For that matter, Smith's turn in King Richard last year was genuinely inspiring and touching, so it's hard to watch him go off track here with his excessive mugging and an awards-chasing dramatic accent. That this is based on a real individual, whose photograph in the end credits is more powerful than anything else in the movie, only makes the miscalculation all the more frustrating and confounding. Smith's stardom has always been stepped in his signature charismatic swagger, something he's shed in his less commercial, more dramatic efforts. Sometimes, it works; The Pursuit of Happyness is cemented among his top three works and was a big hit to boot. But that was sixteen years ago and his ability to draw crowds has since slipped, with his more recent box office successes more easily attributed to brand popularity than personal fans.

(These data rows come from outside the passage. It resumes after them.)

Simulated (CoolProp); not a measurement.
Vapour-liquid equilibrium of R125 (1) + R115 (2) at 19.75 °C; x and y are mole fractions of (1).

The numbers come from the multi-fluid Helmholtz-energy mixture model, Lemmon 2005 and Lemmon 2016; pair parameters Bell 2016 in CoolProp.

Even rave reviews and the Oscar didn't help King Richard reach the large adoring audiences it should have. Like his fellow '90s breakout star and marquee idol Adam Sandler, Smith has to decide who he's making movies for and why. Emancipation somehow misses both of the niches Sandler has grown to believe in, as neither light streaming "content" the masses will put on mindlessly nor A24-type cinema to wow critics and make him resonate with a younger, artsier generation. It's just a four-quadrant misfire that will do nothing for anyone associated with it, beyond maybe making Smith grateful the Academy isn't taking his Oscar away.